The Spiraling Homestead

Thursday, April 22, 2010

Great Plains Running Out of Water

I have been sounding the alarm about this since I lived in TX - over a decade ago. People there use water like there's no tomorrow to have the grass, flowers and trees they grew up with in the Northern states. I was disgusted by their lack of respect for an exhaustable supply of water, particularly given the state's history during the dust bowl years.

They need to change the way they irrigate, WHAT they irrigate and how often. This is a massive task that must be successfully accomplished if we, as a nation, are going to continue feeding ourselves.

Excerpts:

People have been warning about the aquifer's depletion for years, but coordinating conservation programs among farmers has proved difficult. Recently, Texas has imposed state controls on the amount of groundwater that farmers can pump, requiring 16 groundwater districts to each provide a target for an acceptable groundwater level in 50 years.

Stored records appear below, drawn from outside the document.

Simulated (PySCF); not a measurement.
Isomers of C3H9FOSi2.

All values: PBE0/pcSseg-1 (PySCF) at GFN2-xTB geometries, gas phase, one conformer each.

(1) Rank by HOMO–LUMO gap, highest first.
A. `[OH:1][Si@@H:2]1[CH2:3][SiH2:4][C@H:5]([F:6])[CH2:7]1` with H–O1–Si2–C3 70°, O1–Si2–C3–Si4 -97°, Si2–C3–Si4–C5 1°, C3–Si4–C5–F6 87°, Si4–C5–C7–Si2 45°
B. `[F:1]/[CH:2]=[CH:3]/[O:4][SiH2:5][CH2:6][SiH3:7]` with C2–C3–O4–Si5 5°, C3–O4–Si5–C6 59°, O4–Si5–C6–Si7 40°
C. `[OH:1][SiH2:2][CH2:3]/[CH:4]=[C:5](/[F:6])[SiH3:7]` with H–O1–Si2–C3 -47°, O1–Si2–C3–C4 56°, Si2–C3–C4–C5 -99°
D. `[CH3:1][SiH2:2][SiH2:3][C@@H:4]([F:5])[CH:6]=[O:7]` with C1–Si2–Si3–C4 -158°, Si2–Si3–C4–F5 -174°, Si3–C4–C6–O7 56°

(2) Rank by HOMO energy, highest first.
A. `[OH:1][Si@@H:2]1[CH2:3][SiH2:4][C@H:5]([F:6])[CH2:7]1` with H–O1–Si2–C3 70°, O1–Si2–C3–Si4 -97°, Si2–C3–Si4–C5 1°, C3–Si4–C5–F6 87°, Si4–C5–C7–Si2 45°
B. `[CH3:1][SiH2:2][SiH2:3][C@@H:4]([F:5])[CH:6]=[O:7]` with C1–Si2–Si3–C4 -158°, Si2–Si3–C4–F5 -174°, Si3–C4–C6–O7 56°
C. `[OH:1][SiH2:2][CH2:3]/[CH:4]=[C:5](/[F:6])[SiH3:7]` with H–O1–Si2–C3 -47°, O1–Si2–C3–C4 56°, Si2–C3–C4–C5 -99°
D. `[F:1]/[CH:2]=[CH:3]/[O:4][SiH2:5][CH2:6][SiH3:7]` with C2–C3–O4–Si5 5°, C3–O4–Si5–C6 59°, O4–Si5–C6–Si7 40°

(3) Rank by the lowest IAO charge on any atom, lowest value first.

"The magnitude of this is incredible," he continued. "We're talking about, for the last 20 years, 20 percent of the irrigated acreage of this nation is over the Ogallala."

For an idea of what a severe drought could do to the communities of the Great Plains, consider the Dust Bowl of the 1930s, when gigantic "black blizzards" ravaged farms and forced thousands of families to give up their land and try to make a living elsewhere.